I am a huge baseball fan. It is, by far and away, my favorite sport. On some nights, I’ll watch an East Coast game followed by a West Coast game on MLBtv (which, by the way, is incredible. No, I do not work for them). I also listen to baseball podcasts: one on the way to work and one on the way back. In short, I’m a bit fanatical about the sport. While I was listening to one of these podcasts the other day, I heard the host and his guest talking about regression towards the mean. At first, they were doing it in the way that pretty much everyone else does: “Player A is really hot right now, and is playing way over his head. We’re bound to see some regression towards the mean.” This is not wrong, per se, and I’ll get to more on that in a bit. Here’s what you never hear: “Player A is really underperforming right now, hitting way below his historical average. We’re bound to see some regression towards the mean.” Why don’t we ever hear that line? Simply put, it is because most people don’t understand the difference between “regression” and “getting worse when you’ve been playing really, really well.”

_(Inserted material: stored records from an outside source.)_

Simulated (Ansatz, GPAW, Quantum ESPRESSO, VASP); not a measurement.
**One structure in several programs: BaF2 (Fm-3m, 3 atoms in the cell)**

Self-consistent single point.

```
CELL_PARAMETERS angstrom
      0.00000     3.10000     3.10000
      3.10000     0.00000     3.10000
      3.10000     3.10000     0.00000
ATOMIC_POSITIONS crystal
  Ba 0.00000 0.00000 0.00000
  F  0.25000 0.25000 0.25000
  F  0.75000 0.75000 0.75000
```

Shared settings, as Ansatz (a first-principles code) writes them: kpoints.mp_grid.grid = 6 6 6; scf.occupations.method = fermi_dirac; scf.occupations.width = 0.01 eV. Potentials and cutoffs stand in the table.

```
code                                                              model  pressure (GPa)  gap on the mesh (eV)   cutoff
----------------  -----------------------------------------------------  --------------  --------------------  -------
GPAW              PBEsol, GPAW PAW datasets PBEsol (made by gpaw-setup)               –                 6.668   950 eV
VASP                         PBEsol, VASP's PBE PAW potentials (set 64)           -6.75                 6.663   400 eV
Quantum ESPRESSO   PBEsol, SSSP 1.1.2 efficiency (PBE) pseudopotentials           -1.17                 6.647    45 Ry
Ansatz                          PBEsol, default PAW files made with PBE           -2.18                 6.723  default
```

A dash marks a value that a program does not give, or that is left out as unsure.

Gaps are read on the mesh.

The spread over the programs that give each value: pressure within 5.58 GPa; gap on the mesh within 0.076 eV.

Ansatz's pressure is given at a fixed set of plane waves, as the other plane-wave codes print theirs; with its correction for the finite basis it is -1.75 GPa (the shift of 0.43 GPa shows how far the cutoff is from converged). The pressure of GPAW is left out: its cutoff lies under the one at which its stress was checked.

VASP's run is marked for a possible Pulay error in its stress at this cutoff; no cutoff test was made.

You might be saying to yourself: “Okay, smart guy, If that’s not regression then what is?”
In a nutshell, regression is using one or more known variables (predictor variables) and their associated values (in addition to error terms) to create an equation that predicts one or more scores on an outcome variable (the criterion variable).
By itself, regression as a standalone term doesn’t actually mean that much. That’s because there are many types of regression, including (but not limited to): multiple, ordinal and binomial logistic regression. Generally speaking, when people talk about “regressing towards the mean” they are (sort of) referring to some form of the general linear model. I won’t go into the finer points of what that is, but what is usually actually happening is that someone is making a mostly heuristic decision about a player’s future performance based on their past and present performance. There is nothing wrong with doing this. Without knowing it, most of us engage in some kind of decision making or evaluation like this, and we do it all the time. It is not correct, though, to call our decisions or predictions about an outcome “regression” when what we’re really talking about is a decrease in performance (or whatever the case is).
I’m just sayin’. Okay, back to baseball.